Published by the Alliance for a Just Society.
As a first-year student at Brown University I was detained for trespassing by campus security.
In my own dorm. In sock feet.
You see, I left my dorm room to go to the bathroom and didn’t bring my college ID along. I guess I should have known better. As a black student it was always an unstated expectation that I justify my presence on campus. Black students were a small minority on campus. And we were often seen as interlopers even after admission.
I was reminded of this incident this week as protests escalated at the University of Missouri (Mizzou) over a string a racist incidents there culminating in the ouster of the state university System President Tim Wolfe. Inspired by the Black Lives Matter movement, many being veterans of the Ferguson struggle nearby, using a wide range of tried-and-true and cutting edge tactics, Mizzou students won one of their main demands, something many observers had said was impossible.
This powerful example of the power of protest and student organizing was met with rightwing media ridicule, attack by the Missouri Lt. Governor and even death threats against students. Just a day after the jubilation at the resignation of the University President, the campus was a ghost town as Mizzou students stayed away from class amid the tense climate.
Missouri students were not alone. Students at Yale University were in motion as well. Outrage over racism there was sparked by an administrator’s email communication stating that cautioning against racist Halloween costumes was a violation of free speech. Then grew over reports of a “white girls only” fraternity party the same weekend. Students at Yale were fired up by the time Mizzou made national news.
The fight was joined Thursday when the already plannedMillion Student March — demanding the elimination of all student debt, free college education for all, and $15 minimum wage for campus workers — stood in solidarity with Mizzou students.
What is new today is not racism on campuses both elite and public. It’s not student protest around the issues affecting their lives. What is new is the national scope of the protest and the breadth of the support, from professors to trade unions, to community supporters, to civil rights organizations. It brings together traditional and innovative student organizations, student governments and individuals.
Some 115 campuses took part in the protests, which were organized by United States Student Association, the Student Labor Action Project, and others. More than 1,000 students gathered at the University of California at Berkeley Thursday. It’s the kind of student action not seen in a generation.
To cap off the week, in Southern California, Claremont McKenna College Dean of Students Mary Spellman resigned Thursday amid protests there over racism on campus.

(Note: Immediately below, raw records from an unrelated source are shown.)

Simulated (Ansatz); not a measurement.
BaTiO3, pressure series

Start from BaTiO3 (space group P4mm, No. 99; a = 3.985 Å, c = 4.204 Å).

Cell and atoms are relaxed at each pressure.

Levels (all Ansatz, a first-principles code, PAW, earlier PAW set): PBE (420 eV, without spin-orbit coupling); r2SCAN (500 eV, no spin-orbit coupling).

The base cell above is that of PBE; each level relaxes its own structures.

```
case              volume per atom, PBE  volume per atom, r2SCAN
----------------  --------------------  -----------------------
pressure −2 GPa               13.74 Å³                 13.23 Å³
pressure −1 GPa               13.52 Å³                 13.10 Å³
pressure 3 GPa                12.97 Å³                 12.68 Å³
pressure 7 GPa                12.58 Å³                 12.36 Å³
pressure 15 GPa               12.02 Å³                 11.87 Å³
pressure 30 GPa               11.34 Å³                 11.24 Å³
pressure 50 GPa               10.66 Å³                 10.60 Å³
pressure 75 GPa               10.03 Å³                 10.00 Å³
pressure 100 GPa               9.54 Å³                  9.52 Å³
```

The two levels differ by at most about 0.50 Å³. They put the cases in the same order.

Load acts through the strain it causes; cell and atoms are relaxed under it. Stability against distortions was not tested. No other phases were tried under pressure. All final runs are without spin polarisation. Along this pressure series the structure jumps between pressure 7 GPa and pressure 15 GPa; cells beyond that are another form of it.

Ultimately the protests at Mizzou and elsewhere are not so much about this administrator or that as they are about demanding that institutions of higher learning create a space for students of color. It’s the same issue we were struggling with years ago.
Some commentators seem to think students protest because they are young and naive and motivated by intellectual concerns (or even under the influence of radical professors). But students today — as always — are largely motivated to action by the pressing issues impacting their lives and educations. It’s not academic.
Certainly the students in the struggles today have made mistakes — and they will certainly make more — but if sustained and nurtured, this week could signal a new multi-racial campus movement, with racial justice at its core, that could spark national change in the country in a wide range of issues. And maybe inspire others to get in motion as well.
When I was detained as a student it was not an isolated incident. Police and security harassment of black male students in particular was commonplace and some of us took to wearing our IDs around our necks as a visible sign of our alienness and defiance on a majority white campus.
It was no accident then that the student of color dropout rate at Brown was higher than for whites. We often lacked needed support and student services. Many of us were on financial aid and under constant economic pressures of working full-time while trying to get an education. A recent report says students of color at Brown today are still facing similar challenges.
So we had meetings, wrote up demands, protested and marched. We even achieved some small victories. We were also aware that our very presence at Brown was due to the successful protests of those that preceded us. It was the protests of a small group of black students in the 1960s that forced Brown to adopt goals for diversity in admissions that opened the door to our very presence.
That’s the nature of the struggle for progressive social change. Each struggle builds on those of the past. If we are successful, learning the lessons along the way to raise the struggle to a higher level.